Its been a while since I last worked with electric circuits.

Im trying to replace this circuit with the Thevenin equivalent.


I get a Thevenin equivalent resistor of 25 ohms, the answer should be 3 ohms.

This is how I tried to solve it. What did I do wrong?

 

Nothing wrong with your solution.

Perhaps the person calculating the solution for the book used 2ohm instead of 24ohm. Then you'd get 3ohm for Rth.

Quick tip to check Rth value using any circuit simulator: Redraw the circuit shutting down all non-controlled sources (like you did) and setup a "test" voltage or current source between points a-b (a-b being the points for the thevenin equivalent)

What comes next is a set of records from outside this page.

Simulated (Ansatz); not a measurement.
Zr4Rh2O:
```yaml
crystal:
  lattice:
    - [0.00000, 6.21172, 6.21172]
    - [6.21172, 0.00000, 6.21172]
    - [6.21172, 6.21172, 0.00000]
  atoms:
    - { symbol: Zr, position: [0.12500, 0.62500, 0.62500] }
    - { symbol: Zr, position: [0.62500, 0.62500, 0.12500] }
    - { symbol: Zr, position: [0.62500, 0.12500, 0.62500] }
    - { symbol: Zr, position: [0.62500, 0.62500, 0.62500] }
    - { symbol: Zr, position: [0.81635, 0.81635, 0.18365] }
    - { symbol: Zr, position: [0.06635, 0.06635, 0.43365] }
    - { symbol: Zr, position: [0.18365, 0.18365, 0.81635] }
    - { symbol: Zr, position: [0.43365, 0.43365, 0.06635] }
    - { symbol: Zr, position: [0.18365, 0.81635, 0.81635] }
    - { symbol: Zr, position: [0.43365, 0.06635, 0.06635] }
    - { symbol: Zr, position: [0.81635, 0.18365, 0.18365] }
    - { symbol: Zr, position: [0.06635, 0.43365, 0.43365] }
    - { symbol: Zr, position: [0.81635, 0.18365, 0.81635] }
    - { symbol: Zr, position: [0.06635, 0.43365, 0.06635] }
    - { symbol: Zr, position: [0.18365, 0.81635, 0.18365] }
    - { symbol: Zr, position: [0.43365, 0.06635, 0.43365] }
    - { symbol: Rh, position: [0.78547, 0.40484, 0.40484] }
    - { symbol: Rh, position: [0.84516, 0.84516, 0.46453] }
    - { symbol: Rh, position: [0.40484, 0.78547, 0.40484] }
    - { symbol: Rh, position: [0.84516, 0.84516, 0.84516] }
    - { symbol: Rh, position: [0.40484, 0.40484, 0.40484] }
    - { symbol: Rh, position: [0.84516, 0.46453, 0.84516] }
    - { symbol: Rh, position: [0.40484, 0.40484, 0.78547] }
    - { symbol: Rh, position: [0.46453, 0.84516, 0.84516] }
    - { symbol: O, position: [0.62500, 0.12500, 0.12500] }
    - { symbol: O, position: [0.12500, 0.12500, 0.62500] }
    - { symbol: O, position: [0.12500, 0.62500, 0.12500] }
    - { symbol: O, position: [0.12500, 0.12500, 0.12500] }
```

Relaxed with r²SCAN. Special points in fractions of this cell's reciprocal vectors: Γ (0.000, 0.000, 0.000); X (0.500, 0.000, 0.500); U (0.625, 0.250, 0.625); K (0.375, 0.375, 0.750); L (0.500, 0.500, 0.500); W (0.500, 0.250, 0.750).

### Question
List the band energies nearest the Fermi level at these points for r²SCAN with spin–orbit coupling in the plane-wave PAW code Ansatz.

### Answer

Measure the current (or voltage) between the two points. Vab/Iab is your Rth.

 

Thank you. I guess the solution is wrong. Could you help me out with calculating the Thevenin equivalent voltage source? The answer should be 125V. I dont know how to do it. I tried with node voltage but I dont know how to do node voltage when I have a resistor (24 ohms) and a current source (3A) in the same branch. I get (v1-100v)/24ohms + v1/2 ohms but dont know what to do with the 24 ohms resistor and the 3A current source. also tried with the mesh current method, but I havent learned to do mesh current method with a current source.

 

Its been a while since I last worked with electric circuits.

Im trying to replace this circuit with the Thevenin equivalent.
View attachment 192116

I get a Thevenin equivalent resistor of 25 ohms, the answer should be 3 ohms.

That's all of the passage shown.